↑ FTSE U.K. All Share Index accumulation is up by $262 or 1.9%
↑ GBP is up to USD by 1.5% or $200
Grand total additions: $462
↓ Emerging Markets Stock Index Fund is down by $2,879 or 2%
↓ Eurozone Stock Index Fund is down by $5,083 0r 4.1%
↓ US 500 Stock Index Fund is down by $4,419 or 3.8%
↓ Global Small Cap Index is down by $4,620 or 4.1%
Grand total losses $ 17,001
My bet on investing in the FTSE at the market slump turned out to be right as even with the last couple of days down turn it weathered well, generating 2% over one month.
I could understand when USA slapped sanctions on Russia in 2014 and forcing EU to follow them (USA export goods to Russia where $11billion, less than 0.1 GDP) by contrast the USA was exporting $300 billion to China. EU was exporting $170 billion to Russia at the time. However now the USA are aiming to bend down EU directly with the steel tariffs.

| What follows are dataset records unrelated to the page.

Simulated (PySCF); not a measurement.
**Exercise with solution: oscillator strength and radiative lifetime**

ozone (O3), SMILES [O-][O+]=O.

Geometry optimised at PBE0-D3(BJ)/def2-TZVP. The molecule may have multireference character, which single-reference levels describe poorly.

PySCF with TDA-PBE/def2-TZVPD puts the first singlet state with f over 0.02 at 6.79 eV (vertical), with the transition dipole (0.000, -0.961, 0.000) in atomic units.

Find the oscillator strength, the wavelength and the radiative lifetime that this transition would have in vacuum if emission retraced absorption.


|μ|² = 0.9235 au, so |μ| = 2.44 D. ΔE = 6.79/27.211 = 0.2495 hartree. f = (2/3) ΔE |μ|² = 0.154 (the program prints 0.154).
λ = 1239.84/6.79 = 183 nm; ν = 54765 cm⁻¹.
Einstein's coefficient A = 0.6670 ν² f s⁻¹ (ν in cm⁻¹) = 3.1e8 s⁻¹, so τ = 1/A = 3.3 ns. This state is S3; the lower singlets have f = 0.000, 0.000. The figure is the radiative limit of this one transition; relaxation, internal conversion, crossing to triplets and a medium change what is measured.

As medium term threat to next market correction I see two triggers: car loans and raise of overdue US credit card debt. The credit card debt hit 7 year high at $11,9 bn. More Americans are also falling behind on their mortgages, for which problematic debt levels rose 5.2 per cent over the same period to $56.7bn.
The USA credit card debt makes less than 9 per cent of the country banking industry’s total $17.4tn balance sheet, its accounted for 59 per cent of all loans written off as uncollectable during the fourth quarter last year.